-Ottawa’s home opener against New Jersey is tonight (a team no casual fan gets excited about, something Melnyk points out in the link below) and Stephane Da Costa (who was put on waivers) will sit again in favour of Matt Kassian. Here are the expected lineups: MacArthur-Turris-Ryan, Michalek-Spezza-Conacher, Greening-Smith-Neil, Kassian-Pageau-Condra; Methot-Karlsson, Cowen-Wiercioch, Phillips-Gryba; Anderson will start.
-The Da Costa move (presumably he is Bingo-bound) confirms my prediction that he would only remain with the Sens during their Western road trip. No word on Zibanejad, but he is the likely candidate to be recalled unless the Sens make a trade.
-The Sens beat Phoenix 4-3 in overtime on Tuesday, putting a stopper in the rising panic in the fanbase. Craig Anderson picked up the win and Cory Conacher notched the winner in overtime. Ottawa gave up two early goals in the first, but showed resilience in coming back. Here’s the boxscore.
–Paul MacLean didn’t mince words about how the team has opened the season:
We feel good about the six points, but we don’t really feel good about how we played in all those games. We found a way to get some points out of four of the games.
–Travis Yost offers a few thoughts on the Sens’ road trip as well as praises Kyle Turris. I agree with Travis that the Greening-Smith-Neil line just doesn’t do the job and I hope MacLean moves away from it permanently.
–Scott had the scoring chances in the Anaheim game 17-32.
–Eugene Melnyk just can’t keep his mouth shut and Nichols offers us a transcription.
Well you know what, there are a lot of numbers get thrown around and you’re, we’re not really 26th. I know that Capgeek and all these guys, they all do these estimates and stuff like that, but that doesn’t really show the whole picture because the difference between being in the third quartile or the second quartile is so miniscule. The high guys… I’ve done it. Look, we’ve done it. Been there, done that. We spent to the cap three straight years and you know what, what did we get done? We spent money for nothing. We didn’t get into the playoffs one year. We got one round in another year and that’s not the way to win. You’re not going to do it. It’s a whole new ballgame. It’s all development, coaching, staying young and staying healthy. But the patching up would be, the wonderful thing that… the big commodity that we have is cap space. If we have an injury and we need to fill a void and that’s going to be the difference between going an extra round or deeper, then I’m prepared to do it.

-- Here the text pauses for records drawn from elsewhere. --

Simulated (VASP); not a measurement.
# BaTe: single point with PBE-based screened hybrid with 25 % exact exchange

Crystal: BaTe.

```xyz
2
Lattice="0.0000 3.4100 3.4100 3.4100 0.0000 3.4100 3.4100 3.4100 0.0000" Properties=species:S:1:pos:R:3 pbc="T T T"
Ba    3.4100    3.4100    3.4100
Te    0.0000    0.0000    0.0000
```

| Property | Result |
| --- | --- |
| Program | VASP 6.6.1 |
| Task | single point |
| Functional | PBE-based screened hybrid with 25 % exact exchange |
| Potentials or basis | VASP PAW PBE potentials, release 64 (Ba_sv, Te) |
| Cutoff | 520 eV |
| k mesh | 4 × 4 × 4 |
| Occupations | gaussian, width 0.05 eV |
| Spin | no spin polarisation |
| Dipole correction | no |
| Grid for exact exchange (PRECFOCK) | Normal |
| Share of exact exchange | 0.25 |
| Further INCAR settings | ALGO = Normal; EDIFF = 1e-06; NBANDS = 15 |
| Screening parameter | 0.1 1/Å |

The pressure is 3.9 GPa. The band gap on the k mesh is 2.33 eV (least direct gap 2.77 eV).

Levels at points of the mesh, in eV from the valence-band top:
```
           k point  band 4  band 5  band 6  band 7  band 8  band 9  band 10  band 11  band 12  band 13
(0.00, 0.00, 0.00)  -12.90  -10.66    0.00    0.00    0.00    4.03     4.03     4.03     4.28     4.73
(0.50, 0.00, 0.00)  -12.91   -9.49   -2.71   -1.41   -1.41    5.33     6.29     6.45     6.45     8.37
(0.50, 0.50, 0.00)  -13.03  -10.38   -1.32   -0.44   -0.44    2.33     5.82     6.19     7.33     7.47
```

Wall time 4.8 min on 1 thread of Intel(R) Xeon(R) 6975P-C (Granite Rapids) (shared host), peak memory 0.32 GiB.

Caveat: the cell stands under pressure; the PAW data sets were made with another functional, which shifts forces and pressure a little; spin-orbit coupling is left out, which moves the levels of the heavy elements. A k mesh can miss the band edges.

The flaws in this are apparent, as NIchols points out:
Yes, the Senators and Melnyk have spent to the cap and yes, the team’s results during those years was awful. But doing so completely ignores the context of why it was done. Having bought the organization from bankruptcy, Melnyk tried to do be the opposite of Rod Bryden. He wanted to reward fans (Eagles concert) and make them believe that he would be willing to do whatever it took to make and keep Ottawa as a Stanley Cup contender. When the Senators made it to the Cup Finals, it was arguably with one of the worst rosters that the team had in years. Recognizing the harmful efforts that the John Muckler regime had on the farm system through poor drafting and short-sighted trades, the Sens re-signed everyone and made patchwork signings and trades because they simply had no young (and inexpensive) talent coming through the system who could compete for jobs. Signings like Kovalev were designed to sell tickets and serve as placeholders until Bryan Murray’s amateur scouting staff could work cultivate prospects. It took some time, but now we’re in a situation in which the system has yielded a number of impressive prospects and an absurd amount of depth. Ottawa’s situation now is one in which money is needed. No one is encouraging management to spend blindly.
Melnyk proceeded to suggest the organisation might use its ample cap space to soak up another team’s problem if the pot was sweetened enough, which is the kind of thing the Leafs did while rebuilding.
–Varada wants to know how much more fans would be willing to pay to go to games. First he points out Ottawa has the lowest ticket prices in Canada (middle of the league otherwise), but he mentions an important facet of this discussion:
There’s a lot we don’t know here. For instance, does this average include corporate suites? What about ticket packages that drive down the average but increase stability for a team that needs a reliable revenue stream? Does the location of those other teams’ arenas increase walk-up purchases of pricier tickets?
I think there’s a lot to be said (as Varada points out) in what you are getting with your ticket and I don’t see Ottawa trying to add value to what they are selling. The Sens focus purely on what’s on the ice, while Montreal and Toronto sell their tradition (and yes, I have no idea why the Leafs “tradition” is a positive selling point), the Oilers sell hope, and so on. There’s just nothing else being added to the value of the product to justify moving those prices up.
-Elmira continues to clear the decks of its roster, releasing Olivier Croteau and Dylan Quaile. Their season opening roster has been released and it features no surprises. The Jackals play Wheeling tomorrow to begin their season.